Two totally contrasting choral concerts teased the mind and emotions on consecutive nights.

First, an ageless scene was set for Ex Cathedra’s imaginatively-produced Christmas Music by Candlelight.

Soft light melted through the discreet stained-glass windows defining lofty curved roof arches in this simple but beautifully-proportioned church.

A cornucopia of Christmas gems was on offer, from the choir processing to the measured heart-beat from a French-style drum, to subtle candles highlighting faces into an illusory mediaeval tableau.

“Music opens our hearts”, quoted from a thirteenth century reading, spoke to all present. Thought-provoking words were interspersed between the vocal offerings, delivered clearly and with conviction from within the choir, as were notable anonymous solo voices throughout the evening.

This choir is a beguiling blend of timbres with every individual composition being treated with unique consideration.

As ever, conductor Jeffrey Skidmore marshalled his performers with discretion throughout. Ancient and contemporary works shone with a whole gamut of committed musicality.

Ethereal solos were offset by sturdy male octaves, beguiling bell effects ringing out, high threads from melding sopranos disappearing into our imagination. Occasional accompaniments ranged from gentle chamber organ from Andrew Fletcher, to a roaring improvisation prior to audience participation.

Altogether, a wonderful pre-Christmas treat.

King’s College Choir was a more cerebral affair, directed by Stephen Cleobury.

Town Hall acoustics exposed less than perfect diction, doubtless a total contrast to the singers’ familiar and more resonant ecclesiastical settings.

Fresh young voices charmed throughout the evening, but occasionally fell short with less than clear text. One suspected that the youngsters were simply tired.

Plainsong links in the Praetorius Magnificat were pure, but the dogged delivery elsewhere seemed expressionless. “Rejoicing, Alleluia, exultation” – all are portrayed in Schütz’s Christ is Born, but were these emotions reaching the hearts of the singers or was this simply an exercise and too familiar?

Poulenc’s Four Christmas Motets were a total contrast, with tender shifting harmonies and interested commitment throughout. Messiaen’s organ meditation sent powerful impacting shock waves as organist Peter Stevens gave full throttle, particularly to the lower notes and somewhat un-angelic typical bird passages.

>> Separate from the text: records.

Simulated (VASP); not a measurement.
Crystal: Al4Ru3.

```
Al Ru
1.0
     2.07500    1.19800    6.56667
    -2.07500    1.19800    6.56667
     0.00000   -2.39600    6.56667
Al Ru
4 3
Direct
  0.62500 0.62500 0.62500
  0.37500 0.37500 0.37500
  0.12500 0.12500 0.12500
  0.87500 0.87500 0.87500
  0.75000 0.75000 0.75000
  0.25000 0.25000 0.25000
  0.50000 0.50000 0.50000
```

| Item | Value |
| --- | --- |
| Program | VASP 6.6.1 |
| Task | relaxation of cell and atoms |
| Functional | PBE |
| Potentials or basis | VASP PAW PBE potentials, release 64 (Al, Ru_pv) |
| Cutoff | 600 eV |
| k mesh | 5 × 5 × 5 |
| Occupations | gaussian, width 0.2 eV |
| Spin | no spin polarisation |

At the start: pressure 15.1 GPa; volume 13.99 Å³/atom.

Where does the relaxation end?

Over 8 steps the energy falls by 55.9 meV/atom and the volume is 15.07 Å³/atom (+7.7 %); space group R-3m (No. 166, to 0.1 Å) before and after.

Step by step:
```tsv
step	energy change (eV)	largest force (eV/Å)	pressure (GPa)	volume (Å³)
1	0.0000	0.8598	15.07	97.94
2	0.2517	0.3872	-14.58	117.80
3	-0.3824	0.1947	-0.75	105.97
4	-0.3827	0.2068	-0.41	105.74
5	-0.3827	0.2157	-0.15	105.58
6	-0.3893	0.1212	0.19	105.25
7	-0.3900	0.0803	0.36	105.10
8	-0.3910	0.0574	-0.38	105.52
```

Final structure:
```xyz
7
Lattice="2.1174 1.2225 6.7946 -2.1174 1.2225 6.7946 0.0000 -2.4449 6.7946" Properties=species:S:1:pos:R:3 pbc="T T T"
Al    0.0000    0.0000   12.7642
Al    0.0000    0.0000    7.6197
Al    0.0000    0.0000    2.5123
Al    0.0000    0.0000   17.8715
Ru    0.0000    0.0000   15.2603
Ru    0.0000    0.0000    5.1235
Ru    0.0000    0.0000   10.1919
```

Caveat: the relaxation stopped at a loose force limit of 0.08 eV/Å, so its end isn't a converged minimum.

Velvety basses set the scene for part of the Rachmaninov Vespers, quasi chanting sung in soft-edged Slavonic. This is very accessible music with heart-stopping full harmonies highlighting the undoubted quality of the full choir.

Good to hear lovely compositions of seasonal offerings from our own John Joubert, and Judith Weir, both setting 15th century texts to great effect and being performed with loving care.

Finally, a Fantasia on Christmas Carols by Vaughan Williams and two delightful encores for the appreciative capacity audience.